Let $A=\{(x,y)\in \mathbb R^2:\max\{|y|,|x|\}\leq 1\}$ and $B=\{(0,y)\in \mathbb R^2:y\in \mathbb R\}$. Show that $A+B$ is a closed subset of $\mathbb R^2$
My try:
let $z_n=x_n+y_n$ be a sequence in $A+B$ converging to $z\in \mathbb R^2$ .To show $z\in A+B$. Now $x_n\in A$
$\implies x_n=(a_n,b_n) $
where $|a_n|,|b_n|\leq 1$and $y_n=(0,c_n)$. Can you help me to proceed further please
$A$ is compact and $B$ is closed. Now it is a general fact that (in Euclidean spaces) in this case $A+B$ is closed (try to prove this before reading further).
In fact, take any sequence $p_n=a_n+b_n\to p\in\mathbb{R}^2$, where $a_n\in A$ and $b_n\in B$. We have to prove that $p\in A+B$.
As $A$ is compact, upon possibly passing to a subsequence, we have $a_n\to a\in A$.
So $b_n=p_n-a_n\to p-a$ and since $B$ is closed we have $p-a\in B$.
Call $b:=p-a$; we just proved that $p=a+b$ with $a\in A$ and $b\in B$, so we are done.
Despite the fact that there is a more general result mentioned in another answer, in this specific case it might be easier to show that $$A+B=\{(x,y)\in\mathbb R^2; |x|\le 1\}$$ and then show that this set is closed.
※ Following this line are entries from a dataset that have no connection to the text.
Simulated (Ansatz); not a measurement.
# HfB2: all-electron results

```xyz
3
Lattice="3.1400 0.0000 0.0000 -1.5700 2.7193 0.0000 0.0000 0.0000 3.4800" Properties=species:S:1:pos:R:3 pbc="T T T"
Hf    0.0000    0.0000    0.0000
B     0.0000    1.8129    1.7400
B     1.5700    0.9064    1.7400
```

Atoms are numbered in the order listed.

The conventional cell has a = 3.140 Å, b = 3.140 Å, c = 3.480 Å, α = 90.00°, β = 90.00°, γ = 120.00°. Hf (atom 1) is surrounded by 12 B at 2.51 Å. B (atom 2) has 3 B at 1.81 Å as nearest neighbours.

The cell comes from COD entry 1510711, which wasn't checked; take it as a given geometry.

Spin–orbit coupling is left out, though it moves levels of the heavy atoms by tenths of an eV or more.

If you try to draw a picture, you should see almost immediately what $A+B$ is, but let us try to do also a formal proof.
Let $C=\{(x,y)\in\mathbb R^2; |x|\le 1\}$. It is easy to see $A+B\subseteq C$.
On the other hand if $(x,y)$ is arbitrary point from $C$, i.e., if $|x|\le 1$, you wan to express it as the sum $$(x,y)=(x,y_1)+(0,y_2)$$ where $|y_1|\le1$ and $y_2$ is arbitrary. Finding such $y_{1,2}$ should be rather straightforward, too.